The only way to get the base backup started without the WAL records
that were generated during the backup is with pg_resetxlog, and
that provides no guarantees that there is no corruption.  See:

http://www.postgresql.org/docs/current/static/app-pgresetxlog.html

... which says, in part:

| pg_resetxlog clears the write-ahead log (WAL) and optionally
| resets some other control information stored in the pg_control
| file. This function is sometimes needed if these files have
| become corrupted. It should be used only as a last resort, when
| the server will not start due to such corruption.
|
| After running this command, it should be possible to start the
| server, but bear in mind that the database might contain
| inconsistent data due to partially-committed transactions. You
| should immediately dump your data, run initdb, and reload. After
| reload, check for inconsistencies and repair as needed.

Absence of WAL files in pg_xlog, or copies made while changes were
being logged to them (rather than taken from a stopped cluster or
through archiving, streaming replication, or pg_basebackup options)
is a form of database corruption.

There are many ways to get the WAL records; for example maybe they
previously restored before they were removed from the primary
system and they had the recovery.conf file configured to retrieve
them from there.

--
Kevin Grittner
EDB: http://www.enterprisedb.com
The Enterprise PostgreSQL Company

Re: pg_basebackup problem...

От
Peter Eisentraut
Дата:
On 8/6/15 12:49 PM, Kevin Grittner wrote:
>> 2) If a WAL segment is in fact required for the backed up DB to
>> > start, why would pg_basebackup not include those by default? To
>> > not do so, doesn't create a backup file, just in this case, a
>> > tarball that's worthless.
> ... unless you are archiving the WAL to somewhere that it will be
> kept long enough to be usable for such purposes.  If you are (and I
> highly recommend that you do so), including WAL in the base backup
> is a waste of both bandwidth and storage space.

This is arguably an artifact of the evolution of replication in
PostgreSQL.  You used to do tar backup + archiving, then you could
switch to pg_basebackup + archiving, and nowadays you could switch to
pg_basebackup without archiving, but the default behavior of
pg_basebackup still caters to the old case.

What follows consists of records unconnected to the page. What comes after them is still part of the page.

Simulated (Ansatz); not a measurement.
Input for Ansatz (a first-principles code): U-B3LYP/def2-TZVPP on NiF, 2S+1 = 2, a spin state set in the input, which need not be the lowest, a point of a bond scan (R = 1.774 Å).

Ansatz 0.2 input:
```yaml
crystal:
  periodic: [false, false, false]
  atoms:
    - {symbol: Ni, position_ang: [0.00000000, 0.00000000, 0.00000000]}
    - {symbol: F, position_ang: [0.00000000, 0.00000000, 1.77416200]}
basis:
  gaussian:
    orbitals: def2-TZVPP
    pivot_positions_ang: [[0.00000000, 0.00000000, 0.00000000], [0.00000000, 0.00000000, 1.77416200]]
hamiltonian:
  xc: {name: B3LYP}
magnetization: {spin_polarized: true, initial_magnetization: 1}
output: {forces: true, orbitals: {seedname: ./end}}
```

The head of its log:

Re: pg_basebackup problem...

От
John Scalia
Дата:
Well, all is good now, I followed the instructions for pg_resetxlog and one of the most recent backups generated without fetching the WAL files in pg_xlog, did successfully start up after the procedure.

Everybody affected here is now in a far happier mood as a result. Thanks to everyone on this list, and especially to Kevin for reminding of pg_resetxlog.
--
Jay

On Thu, Aug 6, 2015 at 3:15 PM, Peter Eisentraut <peter_e@gmx.net> wrote:
On 8/6/15 12:49 PM, Kevin Grittner wrote:
>> 2) If a WAL segment is in fact required for the backed up DB to
>> > start, why would pg_basebackup not include those by default? To
>> > not do so, doesn't create a backup file, just in this case, a
>> > tarball that's worthless.
> ... unless you are archiving the WAL to somewhere that it will be
> kept long enough to be usable for such purposes.  If you are (and I
> highly recommend that you do so), including WAL in the base backup
> is a waste of both bandwidth and storage space.

This is arguably an artifact of the evolution of replication in
PostgreSQL.  You used to do tar backup + archiving, then you could
switch to pg_basebackup + archiving, and nowadays you could switch to
pg_basebackup without archiving, but the default behavior of
pg_basebackup still caters to the old case.